After writing a satirical novel that The New York Times calls classist, Anna is shunned by the literary establishment and, in her hurt, radicalized by the philosophy of Ayn Rand. Determined to follow Rand's theory of rational selfishness, Anna alienates herself from the scene and eventually her friends and family. Finally, in true Randian style, she abandons everyone for the boundless horizons of Los Angeles, hoping to make a TV show about her beloved muse. Things look better in Hollywood—until the money starts running out, and with it Anna's faith in the virtue of selfishness. When a death in the family sends her running back to New York and then spiraling at her mother's house, Anna is offered a different kind of opportunity. A chance to kill the ego causing her pain at a mysterious commune on the island of Lesbos. The second half of Anna's odyssey finds her exploring a very different kind of freedom - communal love, communal toilets - and a new perspective on Ayn Rand that could bring Anna back home to herself.
Putting Rand in the title of one’s satirical novel feels like a dare, or at least — in a hyper-polarized time — a provocation. The good news is Freiman has written one of the funniest and unruliest novels in ages. It shakes you by the shoulders until you laugh, vomit or both ... Freiman scratches at the difference between knowing and knowingness, and how our blind spots can subsume our personality ... Rife with dissatisfactions — to its credit — and with self-aware jokes and serious questions about self-awareness. Also: serious questions about jokes ... Ultimately, though, the author torques her contrarianism past trolling, past knee-jerk philosophizing and past satire, alchemizing a critique of literary culture in all its ideological waywardness.
Angular, careening ... Freiman’s singularly funny 2018 debut, Inappropriation, dealt in similar ideas: our humorless century, the allure of cult logic, the quest for a credo. Fans of that book will miss its strange, particular tenderness — here instead is a furious, jagged and radiant reckoning with the dangers of the manifesto, the mortifications of aging, the mercies and limitations of the comic posture, the job of the novelist and the indiscriminate desecration it demands.

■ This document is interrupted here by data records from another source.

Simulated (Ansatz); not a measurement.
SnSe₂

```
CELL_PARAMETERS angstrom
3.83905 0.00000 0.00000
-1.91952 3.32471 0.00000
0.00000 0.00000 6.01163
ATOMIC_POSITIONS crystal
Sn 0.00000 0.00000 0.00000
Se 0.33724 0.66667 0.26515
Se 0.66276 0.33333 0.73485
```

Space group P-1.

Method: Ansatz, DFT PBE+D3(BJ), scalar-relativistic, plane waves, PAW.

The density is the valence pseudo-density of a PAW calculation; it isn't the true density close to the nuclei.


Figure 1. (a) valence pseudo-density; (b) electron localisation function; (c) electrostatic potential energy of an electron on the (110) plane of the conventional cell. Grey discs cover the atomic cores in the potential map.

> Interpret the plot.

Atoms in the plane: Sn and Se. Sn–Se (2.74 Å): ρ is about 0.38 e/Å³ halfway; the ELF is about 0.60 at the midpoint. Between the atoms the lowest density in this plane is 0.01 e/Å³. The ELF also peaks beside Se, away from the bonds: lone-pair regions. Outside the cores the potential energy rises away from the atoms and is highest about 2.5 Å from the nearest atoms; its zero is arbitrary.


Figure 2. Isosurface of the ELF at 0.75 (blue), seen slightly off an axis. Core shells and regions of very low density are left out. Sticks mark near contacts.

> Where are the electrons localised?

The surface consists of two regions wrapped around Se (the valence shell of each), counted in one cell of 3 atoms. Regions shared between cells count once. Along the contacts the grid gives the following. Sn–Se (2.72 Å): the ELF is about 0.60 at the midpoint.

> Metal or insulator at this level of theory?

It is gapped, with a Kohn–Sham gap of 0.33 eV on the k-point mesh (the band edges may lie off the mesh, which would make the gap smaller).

Freiman has the qualities of a great comic writer: She’s deeply skeptical, sparing no one, including herself; she doesn’t ruminate at the expense of good timing; and most of all, she understands that the spirit of comedy, like the spirit of art, is risk, that a joke is a leap and that an uncertain landing is what makes it pleasurable, rousing, even deep ... Unlike Rand, Freiman’s novel, especially its second half, is interested in psychology; in the sometimes fun, sometimes frightening negotiation of power that can play out in subtle ways between strangers; and in the ways an individual is shaped by her context. In the end, her jokes land — because she takes these risks.